Optimal DMA scatter read strategy pass #

Looking to optimize FPGA DMA card reads by using scatter reads, etc.

Working out a fairly optimal way to read via FPGA DMA card target process memory. The scenario is tyically small reads of maybe a 100 or more at the time.

Optimal'ish read rules: A) Faster to read in a batch using VMMDLL_MemReadScatter B) VMMDLL_MemReadScatter reads can not bleed from one page to another, minimal size is 8 bytes, and can only read one 4096 (one page) max at the time. Need to to either breakdown and mangange into a series of smaller MEM_SCATTER and/or do additional seperate series of VMMDLL_MemRead type reads. C) Better to read in 4096 (page size) chunks vs a bunch of small reads. D) Best to scatter read from addresses that are close to each other. E) Can prefetch pages to read via a series of VMMDLL_MemPrefetchPages for performance.

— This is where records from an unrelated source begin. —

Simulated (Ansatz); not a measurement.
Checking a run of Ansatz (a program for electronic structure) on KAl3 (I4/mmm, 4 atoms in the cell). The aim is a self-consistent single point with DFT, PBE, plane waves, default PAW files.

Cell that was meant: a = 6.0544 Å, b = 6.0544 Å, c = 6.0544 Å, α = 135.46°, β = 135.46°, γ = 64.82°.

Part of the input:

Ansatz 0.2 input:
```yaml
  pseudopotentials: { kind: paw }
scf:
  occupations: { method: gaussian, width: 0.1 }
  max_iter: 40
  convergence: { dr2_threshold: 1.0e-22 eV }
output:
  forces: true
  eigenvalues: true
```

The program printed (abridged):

TODO: Is VMMDLL_MemReadScatter or the VMMDLL_Scatter_ExecuteRead use setup faster? TODO: More optimal on page (or some other higher) aligned addresses? TODO: Scatter reads are limited to only 12 max reads per batch?

C/C++ pseudocode: Required components:

A std::list<MEM_SCATTER> to build up the scatter read list. In a linked list to make it optimal for suffling/sorting around, or could be in a std::vector<MEM_SCATTER> so it can be fed into VMMDLL_MemReadScatter. Vs commiting list to vector at the end.
Novel(maybe) Peephole optimization: A "Peephole" like optimization that will coalesce groups of small reads into larger up to page sized reads. Optimizes by turning a bunch of small reads into a single larger page block read. Uses system of containers to encapsilate and manage the sub-MEM_SCATTER cotainers. At the top level will be a container that is has/or sub-classes a single MEM_SCATTER. Then an subordinate internal array of MEM_SCATTER containers that describe the reads in the large block source container.

And at least even without the Peephole optimization, this setup is requred to handle reads that are larger than a page, and reads that land on page boundries. Lets call this system "MemPeephole" for short.

Read poll steps:

Organize the series of desiried reads into a MEM_SCATTER (or a smaller local container) linked list (for fast sorting suffling around). Or diectly for the final std::vector<MEM_SCATTER> as that's what is needed to feed to VMMDLL_MemReadScatter.
Sort by ascending addreses (covers rule 'D' and sets up for following rules).
MemPeephole: Iterate the list, breaking down and small MEM_SCATTER into one large MEM_SCATTER block read. Also handles the case reads accross page boundries and for reads larger than a page. Once this pass is done, typicall the MEM_SCATTER list will be much smaller since we reduced so many sub-reads. Covers rules 'B' and 'C' (still maintaining 'D').
Build a temp list of pages based on the read list and feed the page addresses to VMMDLL_MemPrefetchPages for a potential boost; rule 'E'.
Feed the list to VMMDLL_MemReadScatter and wait for all the reads to complete. TODO: The function is apparently asyncronious so might need to add a WaitForScatterReads function to VMM, or maybe the VMMDLL_Scatter_ExecuteRead series are the ones to use.
From the MemPeephole series reads, copy the memory from the block reads into a series of small py pointer ones.

For the code that needs the data, could be maintained in these lists by pointer avoiding unessary memory copies.